Oklahoma’s unique history as Indian Territory has caused it to end up with an amazing variety of tribes and languages. Some of the tribes now here were already in the area, or ranged through here, at the time of first European contact (Osage, Tonkawa, Caddo, Comanche, Kiowa). Others were brought here on their various “Trails of Tears” from the 1820s to the 1870s. First the southeastern tribes—Choctaws, Cherokees, Creeks, Chickasaws, Yuchis, and Seminoles—were sent here to make room for white ambitions in their homelands. Then, through a multitude of treaties and “agreements,” more tribes were brought from the northwest, north, northeast, and the south. This is how Oklahoma came to have 37 federally recognized tribes.

When I first came to Oklahoma, I was teaching an undergraduate course in beginning linguistics at Oklahoma State University. When I announced one day that the next class would cover the languages of Oklahoma, half the class broke into laughter. “Did I say something funny?” I asked. “Well, Oklahoma,” someone said, “that’s English, right?” After I named a few of the Indian languages of the state and expressed amazement that the students were unaware of them, another student commented, “We knew we had Indians, but we didn’t know any of them spoke their languages.”
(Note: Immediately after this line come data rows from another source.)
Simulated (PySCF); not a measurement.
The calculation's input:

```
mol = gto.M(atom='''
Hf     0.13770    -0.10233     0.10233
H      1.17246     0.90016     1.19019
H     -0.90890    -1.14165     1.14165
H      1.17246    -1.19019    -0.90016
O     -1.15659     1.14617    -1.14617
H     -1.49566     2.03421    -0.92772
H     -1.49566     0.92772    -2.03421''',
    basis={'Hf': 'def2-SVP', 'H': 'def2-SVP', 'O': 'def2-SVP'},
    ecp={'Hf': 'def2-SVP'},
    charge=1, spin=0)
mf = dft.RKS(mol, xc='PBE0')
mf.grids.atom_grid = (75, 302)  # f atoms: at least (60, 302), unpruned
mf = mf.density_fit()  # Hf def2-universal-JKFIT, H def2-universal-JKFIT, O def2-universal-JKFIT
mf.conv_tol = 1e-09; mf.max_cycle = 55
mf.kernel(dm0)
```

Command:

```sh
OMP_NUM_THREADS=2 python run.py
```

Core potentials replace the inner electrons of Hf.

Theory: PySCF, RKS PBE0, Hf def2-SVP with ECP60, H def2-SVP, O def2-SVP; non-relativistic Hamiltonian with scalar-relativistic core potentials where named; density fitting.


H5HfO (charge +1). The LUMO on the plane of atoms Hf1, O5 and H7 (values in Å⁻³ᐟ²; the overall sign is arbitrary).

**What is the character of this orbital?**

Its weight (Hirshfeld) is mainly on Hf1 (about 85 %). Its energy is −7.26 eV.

In some cases Oklahoma tribes are related to remnants of their original tribes who remained in the old homeland or groups that branched off to other locations (so there are Cherokees in North Carolina, Seminoles in Florida, Cheyennes in Montana, Arapahoes in Wyoming, Kickapoos in Mexico, etc.). In most cases, however, the group within Oklahoma constitutes the whole historic tribe. Many Oklahoma Indians are thoroughly assimilated into a more or less “Oklahoma” culture and language, if not identity; they engage in the same major pursuits and occupations as non-Indians; they speak English; they dress and look pretty much like most of their neighbors and drive the same cars and pickups; they are outwardly distinguishable only by their physical features or non-mainstream-sounding surnames. Some feel part of the mainstream; most are somewhat Indian-identified; some are angry and feel marginalized; a few are still culturally traditional. Very few still speak their heritage language.

A lot of Oklahoma Indians are in denial about this emergency. Once, when the Intertribal Wordpath Society (IWS) set up a table at the Red Earth festival in Oklahoma City, many young Oklahoma Indians came by, looked at our chart of the language situation, and said we had it wrong, that their tribe had many more speakers than we were showing. I wish that they had been right. At least they wanted there to be speakers. But they must face the fact that if their youngest speakers are in their 70s, their language has maybe 20 years left unless drastic steps are taken to produce new speakers immediately. The young need to get busy with language revitalization. We have produced a mug at IWS that says in Creek: “Vhonecvs ce! [Wake up!] Save your language!”

Critical Issues for Oklahoma Indian Languages Today
One of the biggest challenges to Native American language revitalization in Oklahoma is assimilation. “Oklahoma” means “Indian” (in Choctaw okla means “people” and homma means “red”), and Oklahoma is a very Indian place, which is in many ways positive. But there is also a down side to “Indianess” when tribes assimilate into an undifferentiated mass of intertribal “Indians,” as opposed to Choctaws, Wyandottes, and Arapahoes. The signs of this conglomerate self-identification are everywhere: the adoption of “Aho!” (originally a Ponca men’s greeting, but now a greeting, thank-you, and multipurpose Indian-identifier used by Comanches, Cheyenne women, and many more), and the spread of the stomp dance (formerly unique to southeastern tribes) and the gourd dance (begun by the Kiowas) to tribes that previously never had them.

Cultural borrowing is not bad in and of itself; the danger is that when tribes adopt the ways of others, they forget their own. When they get an identity through intertribal culture, preserving their own tribal ways may take a back seat. And then there is the most common assimilation: to the ways of the majority culture and the English language to the exclusion of native language. There’s nothing wrong with everyone speaking English. But it is a sad and unnecessary loss for young Indians to grow up speaking only English: think how much richer they would be if they spoke English plus their heritage language.

Another huge issue is time. In most Oklahoma tribes, there are few, if any, fluent speakers below the age of 70. In several tribes, all the speakers could die this year. I often advise tribes with fewer than a hundred speakers to consider this when planning elders’ field trips and the like. I tell them, “Don’t put all your speakers on one bus!”

These blunt facts must be faced. More than 96 percent of Oklahoma Indians are not fluent in their tribal language. And the speakers who are lost are not being replaced. At the current rate of speaker replacement, there will likely be no more than four or five Indian languages left by 2030.

Tribes not only need to make language revitalization a high priority; they need to make it happen. Tribal budget makers too often consider other needs, such as roads, housing, or social services, as more critical than language revitalization. I wonder if the increased pride and self-respect that could come from language revitalization wouldn’t help with problems like drugs and alcohol, which are hitting many Indian communities hard.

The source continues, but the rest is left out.